“If they took everything else away, they’d never take my principles. I’ll die before they take them from me.” – Óglach Kevin Lynch
Tuesday, August 1st was the 25th anniversary of the death of hunger striker Kevin Lynch. To commemorate the date, Sinn Féin organized the Kevin Lynch Memorial Night at the Belfast Hilton. It was standing room only, and was attended by Kevin’s brother and sister, as well as family members of hunger striker Thomas McElwee. It was a powerful event, and the intense emotion in the room was palpable. Sure, the Detroit commemoration event in May was great, but it is something entirely different to be in Belfast, surrounded by friends and family members of the hunger strikers, ex-prisoners of war, and generations that have lived through what we have only read about in books and in the papers.

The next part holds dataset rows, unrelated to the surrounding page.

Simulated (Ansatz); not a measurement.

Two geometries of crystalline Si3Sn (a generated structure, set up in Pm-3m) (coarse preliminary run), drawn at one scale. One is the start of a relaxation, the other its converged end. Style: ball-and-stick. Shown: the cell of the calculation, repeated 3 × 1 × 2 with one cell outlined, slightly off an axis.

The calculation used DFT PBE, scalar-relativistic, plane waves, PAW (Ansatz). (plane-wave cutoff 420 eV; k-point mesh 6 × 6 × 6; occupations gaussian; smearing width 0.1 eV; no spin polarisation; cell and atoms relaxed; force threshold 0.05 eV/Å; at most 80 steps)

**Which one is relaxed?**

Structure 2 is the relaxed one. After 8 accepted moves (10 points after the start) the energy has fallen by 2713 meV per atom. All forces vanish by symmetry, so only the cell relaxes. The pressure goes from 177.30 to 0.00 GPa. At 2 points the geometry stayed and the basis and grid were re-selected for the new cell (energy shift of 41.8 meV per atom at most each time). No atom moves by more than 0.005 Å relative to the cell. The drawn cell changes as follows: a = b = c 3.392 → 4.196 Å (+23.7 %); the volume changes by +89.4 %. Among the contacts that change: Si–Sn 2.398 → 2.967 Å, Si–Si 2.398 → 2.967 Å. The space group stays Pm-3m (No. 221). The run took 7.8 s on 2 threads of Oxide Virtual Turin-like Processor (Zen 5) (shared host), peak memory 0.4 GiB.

There was plenty of music, and a short play by the Market Youth Group, and a poem read by ex-POW John McComb. Gerry Adams was a featured speaker as well; I was interested to hear what he would have to say to a local audience (especially at an event like this). Other than last summer’s SF-100 years book launch, I had not heard him speak except in the states. I imagined it would be different, and it certainly lacked the pomp and circumstance (ha- no need to impress I suppose!). He spoke very briefly–only about 10 minutes or so. The gist of his address was to compare a cell at Long Kesh to an average bathroom, and told the audience to try to imagine what it would be like to have to stay in your bathroom (minus the pleasant distractions, like the tub for instance) for a week, a month, five years…He talked about Kevin and his family, of course. Then he pointed out the number of women in the room (I had previously noticed how many women and young children were present) and talked about how Sinn Féin desperately needs more women to get involved.
Then there was a profile of Kevin Lynch’s life read by Ian Milne, followed by the Ballad of Kevin Lynch sung by a man named Eamonn who was sitting next to me. He was introduced to me as one of Ireland’s prized singers, but I didn’t catch his last name. Anyway, he was great. Next, there was a presentation of a potrait of Kevin (not sure by whom) presented to his brother and sister, who said a short thank you.
Francie Brolly then sang the H-Block Song, and it was time for the main event, Ar An Plúid, a one-man play about the story of Kieran Nugent, the first republican prisoner to go on the blanket. It was fucking amazing!! (I think we had tried to go see it last year, but it was sold out.) The young man (ha! “young man”-I sound like an old lady!) was a fantastic actor, and the play was really physical–throwing himself around the stage as he simulated the beatings that Kieran had to endure after refusing to put on the prison uniform. There were also some very funny parts; like when the prisoners organized betting on imaginary horse races, or when Kieran expressed his joy upon finally receiving a cell mate. All in all, though, it was a very intense and powerful performance in keeping with the night’s theme.